See Hillary ride in a van! Watch her meet everyday Americans! Witness her ordering a burrito bowl at Chipotle! Which she did wearing shades, as did her chief aide Huma Abedin, yielding security camera pictures that made them look (to borrow from Karl Rove) like fugitives on the lam, wanted in seven states for a failed foreign policy.

There’s something surreal about Hillary Clinton’s Marie Antoinette tour, sampling cake and commoners. But what else can she do? After Barack Obama, she’s the best known political figure in America. She has papal name recognition. Like Napoleon and Cher, she’s universally known by her first name. As former queen consort, senator and secretary of state, she has spent a quarter-century in the national spotlight — more than any modern candidate.

She doesn’t just get media coverage; she gets meta-coverage. The staging is so obvious that actual events disappear. The story is their symbolism — campaign as semiotics.

This quality of purposeful abstractness makes everything sound and seem contrived. It’s not really her fault. True, she’s got enough genuine inauthenticity to go around — decades of positioning, framing, parsing, dodging — but the perception is compounded by the obvious staginess of the gigantic political apparatus that surrounds her and directs her movements.

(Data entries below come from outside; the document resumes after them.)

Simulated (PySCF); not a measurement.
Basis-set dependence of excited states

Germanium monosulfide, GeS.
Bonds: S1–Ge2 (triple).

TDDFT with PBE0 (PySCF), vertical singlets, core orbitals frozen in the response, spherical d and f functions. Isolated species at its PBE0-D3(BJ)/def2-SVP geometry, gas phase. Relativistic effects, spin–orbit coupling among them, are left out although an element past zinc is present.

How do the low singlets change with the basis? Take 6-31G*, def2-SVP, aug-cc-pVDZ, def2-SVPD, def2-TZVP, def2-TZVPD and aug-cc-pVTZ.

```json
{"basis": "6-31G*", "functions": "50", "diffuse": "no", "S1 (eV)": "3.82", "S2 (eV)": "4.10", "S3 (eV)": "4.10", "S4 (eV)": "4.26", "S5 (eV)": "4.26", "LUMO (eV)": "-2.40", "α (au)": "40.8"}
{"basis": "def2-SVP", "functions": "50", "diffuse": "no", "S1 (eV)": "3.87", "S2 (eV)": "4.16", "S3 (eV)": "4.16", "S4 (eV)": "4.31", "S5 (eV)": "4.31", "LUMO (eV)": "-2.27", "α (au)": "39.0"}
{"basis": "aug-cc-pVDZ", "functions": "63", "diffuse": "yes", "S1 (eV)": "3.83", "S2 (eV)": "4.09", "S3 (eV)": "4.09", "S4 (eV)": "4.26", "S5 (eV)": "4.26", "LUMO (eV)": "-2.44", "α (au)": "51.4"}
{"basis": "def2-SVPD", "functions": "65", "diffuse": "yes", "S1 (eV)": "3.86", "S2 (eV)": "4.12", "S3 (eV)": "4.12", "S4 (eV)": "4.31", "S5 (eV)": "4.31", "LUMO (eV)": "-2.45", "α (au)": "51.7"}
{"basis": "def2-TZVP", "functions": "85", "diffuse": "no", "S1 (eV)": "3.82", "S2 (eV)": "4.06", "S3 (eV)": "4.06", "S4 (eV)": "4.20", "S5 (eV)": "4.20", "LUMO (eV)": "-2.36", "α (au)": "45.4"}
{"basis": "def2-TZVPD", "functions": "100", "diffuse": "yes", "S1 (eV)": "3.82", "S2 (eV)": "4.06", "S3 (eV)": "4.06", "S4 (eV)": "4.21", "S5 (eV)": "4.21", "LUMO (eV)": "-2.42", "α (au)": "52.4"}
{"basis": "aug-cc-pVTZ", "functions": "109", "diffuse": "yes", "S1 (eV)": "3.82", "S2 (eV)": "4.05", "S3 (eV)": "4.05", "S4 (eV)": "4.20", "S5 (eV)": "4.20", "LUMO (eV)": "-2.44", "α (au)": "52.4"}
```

Why is she running in the first place? Because it’s the next inevitable step in her career path. But that’s not as damning as it seems. It can be said of practically every presidential candidate. The number of conviction politicians — those who run not to be someone but to do something — is exceedingly small. In our lifetime: Ronald Reagan. And arguably, Barack Obama, although with him (as opposed to Reagan), a heavy dose of narcissistic self-fulfillment is admixed with genuine ideological conviction.

Hillary Clinton’s problem is age, not chronological but political. She’s been around for so long that who can really believe she suddenly has been seized with a new passion to champion, as she put it in Iowa, “the truckers that I saw on I-80 as I was driving here”?

Or developed a new persona. She will, of course, go through the motions. Her team will produce a “message,” one of the most corrosive, debased words in the lexicon of contemporary politics — an alleged synonym for belief or conviction, it signifies nothing more than a branded marketing strategy.

She will develop policies. In Iowa, she’d already delivered her top four, one of which is to take unaccountable big money out of politics. This is rather precious, considering that her supporters intend to raise $2.5 billion for 2016 alone and that the Clinton Foundation is one of the most formidable machines ever devised for extracting money from the rich, the powerful and the unsavory.

She will try to sell herself as champion of the little guy. Not easy to do when you and your husband have for the last 25 years made limo-liberal Davos-world your home. Hence the van trek to Iowa, lest a Gulfstream 450 invade the visual.

Clinton’s unchangeability, however, is the source of her uniqueness as a candidate: She’s a fixed point. She is who she is. And no one expects — nor would anyone really believe — any claimed character change.

Accordingly, voters’ views about her are equally immutable. The only variable, therefore, in the 2016 election lies on the other side, where the freedom of action is almost total. It all depends on who the Republicans pick and how the candidate performs.

Hillary is a stationary target. You know what you’re getting. She has her weaknesses: She’s not a great campaigner, she has that unshakable inauthenticity problem and, regarding the quality most important to getting elected, she is barely, in the merciless phrase of candidate Obama in 2008, “likable enough.”

But she has her strengths: discipline, determination, high intelligence, great energy. With an immense organization deploying an obscene amount of money. And behind that, a Democratic Party united if not overly enthusiastic.

That’s why 2016 is already shaping up as the most unusual open-seat presidential race in our time: one candidate fixed and foregone, the other yet to emerge from a wild race of a near-dozen contenders, with none exceeding 20 percent.

So brace yourself for a glorious Republican punch-up, punctuated by endless meta-coverage of the Democrats’ coronation march. After which, we shall decide the future of our country. Just the way the Founders drew it up.